Monday, February 13, 2012

Duplicate Detection in CRM 2011

The Duplicate Detection feature has improved considerably since CRM 4.0 but it is often not given much attention. I would like to highlight in this post what has improved in Duplicate Detection, how to use it and what is still missing (areas of improvement for future releases).

Synchronous MatchCode Generation
MatchCodes allow the CRM platform to detect duplicates in the create/update operations. In CRM 4.0 the MatchCode generation was implemented asynchronously with a recurring system job which would generate the MatchCodes. The implication of that process is that if you create a record and then create a new duplicate record within a few seconds, the platform would not detect the duplicate because the MatchCode was not yet generated. This blog post talks about how to work around this limitation by making use of the PersistInSyncOptionalParameter; however, when creating/updating a record through the UI, the parameter was not enabled by default so you would need to write code to force the MatchCode generation in a synchronous manner. In CRM 2011 the PersistInSyncOptionalParameter (or CalculateMatchCodeSynchronously) parameters no longer apply because MatchCode generation is always done synchronously. What this means is that regardless of how fast you are creating one record after the other (and theoretically how many threads you have), the CRM platform will always be able to detect immediately if you are creating a duplicate. The fact that you can rely on the Duplicate Detection Engine to capture all your duplicates without having to consider any time variable is a huge relief in my opinion.

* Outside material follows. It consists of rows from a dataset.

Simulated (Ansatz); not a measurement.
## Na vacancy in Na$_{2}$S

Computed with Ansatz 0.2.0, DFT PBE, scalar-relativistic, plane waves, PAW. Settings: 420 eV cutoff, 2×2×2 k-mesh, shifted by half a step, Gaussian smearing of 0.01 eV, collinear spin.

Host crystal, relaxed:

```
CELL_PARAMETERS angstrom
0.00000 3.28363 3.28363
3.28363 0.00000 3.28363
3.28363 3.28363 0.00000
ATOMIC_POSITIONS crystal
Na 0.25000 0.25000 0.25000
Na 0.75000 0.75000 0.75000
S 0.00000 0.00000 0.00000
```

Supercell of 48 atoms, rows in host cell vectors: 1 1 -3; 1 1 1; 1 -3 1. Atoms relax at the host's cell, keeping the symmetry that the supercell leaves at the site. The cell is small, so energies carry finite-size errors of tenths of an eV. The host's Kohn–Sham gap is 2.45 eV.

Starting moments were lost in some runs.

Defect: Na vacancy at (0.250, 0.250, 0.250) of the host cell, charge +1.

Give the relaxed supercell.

Different Way to Specify Whether to Run Duplicate Detection on Record Create/Update
Not much has changed here except perhaps the syntax. By default, when you execute a create or an update request against the CRM Web Service, the record will be created/updated without checking for duplicates. If you want to override this behaviour so that you force the platform to check for duplicates you would need to set the SuppressDuplicateDetection optional parameter to “false”. Not specifying this optional parameter has the same effect as if you would set it to “true” (bypasses duplicate detection):
CreateRequest req = new CreateRequest();
Account acc = new Account()
    Name = name,
req.Target = acc;
req.Parameters["SuppressDuplicateDetection"] = false;

catch (FaultException<OrganizationServiceFault> ex)
    if (ex.Detail.ErrorCode == -2147220685)
        // duplicate detected: Handle it here

Enhanced Duplicate Detection Processing (UR5+)
With the release of UR5, there have been some other improvements to Duplicate Detection:
  1. You can specify in a rule whether or not duplicate detection should consider two null (blank) values as identical
  2. You can select to detect duplicates only from active records, this can be useful to improve performance.
    What is Still Missing?
    In my opinion, the most fundamental feature that Duplicate Detection still lacks is the ability to package duplicate detection rules as part of a solution. It is quite painful to have to replicate the rules in all environments an having to do it directly in production can be scary, some rules are quite complex and error prone. I hope Microsoft has plans for improving their solution framework in the future to include “solutionizing” duplicate detection rules!


    1. Hi,

      Great blog!

      I have found some unique issues with crm 2011 duplicate detection, i have merged record in crm but when i try to run the duplicate job again, it show me the records that i have merged with inactive status, Can i just show the record that have not merge?because i have 1000 duplicate record this is ridiculous if i need to see record that already merged in duplicate detection jobs results box.

    2. in the the duplication rule record, you can tick the option of ignore inactive records.